The two main objectives of the Fed’s mandate are stable prices and maximum sustainable employment.

All else being equal, the Fed will sacrifice employment if inflation rears its ugly head.

The 2.1% Treasury is a sign of potential economic troubles ahead.

Now, even more ridiculous in light of this recent substantial drop in rates, there are calls for the Fed to take rates even lower.

Originally published on June 6, 2019

Dumb and Dumber

Just when you thought media/pundit commentary on the market and the economy couldn’t get anymore inane and stupid, they surprise you by plumbing a new depth. This article from CNBC, “These charts show how Fed Chair Jerome Powell is the most important thing to the market now,” is a solid gold example. Of course, Chairman Powell is in part responsible for this belief with his statement yesterday, “We will act as appropriate to sustain the expansion.” That comment was all it took to reinforce the opinion of those believing in a phantom “third mandate” for the Fed… keep the economy growing at all times (i.e., no slowdowns, no recessions or, even worse, no depressions)… A brave new world of pre-emptive (Fed strikes) rate hikes. Unfortunately (or fortunately), there is not third mandate. The mandate’s two main objectives are stable prices and maximum sustainable employment. All else being equal, the Fed will sacrifice employment if inflation rears its ugly head.

But, you say, inflation hasn’t reared its ugly head for years. That is true, but the Fed does not want to do anything that might trigger that process… things like printing more money or keeping rates so low as to encourage speculation and bubbles. By the way, money printing and low rates have been the hallmarks of Fed policy for most of the past decade following the financial crisis. Fiscal policy, including our most recent tax cuts and the additional deficits incurred because them, are very expansionary (again, potentially inflationary).

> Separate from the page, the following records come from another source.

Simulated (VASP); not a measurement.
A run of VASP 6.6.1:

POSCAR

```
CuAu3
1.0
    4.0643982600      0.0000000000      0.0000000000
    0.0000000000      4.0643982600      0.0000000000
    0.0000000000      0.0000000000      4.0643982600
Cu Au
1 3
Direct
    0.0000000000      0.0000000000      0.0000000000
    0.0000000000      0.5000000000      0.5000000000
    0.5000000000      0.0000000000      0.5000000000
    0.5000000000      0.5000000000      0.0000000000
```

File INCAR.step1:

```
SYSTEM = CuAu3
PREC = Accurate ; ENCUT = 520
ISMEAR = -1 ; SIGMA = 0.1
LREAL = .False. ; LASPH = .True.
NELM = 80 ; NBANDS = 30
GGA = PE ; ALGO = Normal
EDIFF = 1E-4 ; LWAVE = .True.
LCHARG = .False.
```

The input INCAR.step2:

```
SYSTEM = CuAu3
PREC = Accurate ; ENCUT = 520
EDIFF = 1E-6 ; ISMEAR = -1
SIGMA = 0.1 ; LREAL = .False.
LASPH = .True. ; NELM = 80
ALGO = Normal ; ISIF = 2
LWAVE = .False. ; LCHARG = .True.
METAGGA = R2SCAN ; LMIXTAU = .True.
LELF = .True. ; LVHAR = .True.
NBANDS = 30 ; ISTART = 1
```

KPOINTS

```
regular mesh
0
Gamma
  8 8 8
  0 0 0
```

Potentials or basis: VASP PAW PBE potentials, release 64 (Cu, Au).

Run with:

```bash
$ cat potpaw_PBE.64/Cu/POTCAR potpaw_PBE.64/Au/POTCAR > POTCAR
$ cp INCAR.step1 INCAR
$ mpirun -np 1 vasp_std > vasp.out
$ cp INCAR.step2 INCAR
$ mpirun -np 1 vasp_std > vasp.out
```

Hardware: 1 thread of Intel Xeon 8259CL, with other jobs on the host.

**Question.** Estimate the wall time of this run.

Specifically, as it pertains to rate cuts, our president has done a yeoman’s job in cutting rates with no help from the Fed. Trade and tariff issues with China and Mexico have driven the yield on the US Treasury 10-year note to nearly a two-year low (down over 1% – 3.24% down to 2.12% as of this post since last November). That 10-year is the benchmark used to set mortgage rates, very important for housing.

Fed policy and rates are not the problem. As such, I believe it is dumb to think Jerome Powell can save us from the economic and stock market impact of trade policy/immigration policy by tweet. It is even dumber for anyone to proclaim that the Fed Chairman is “the most important thing to the market now.”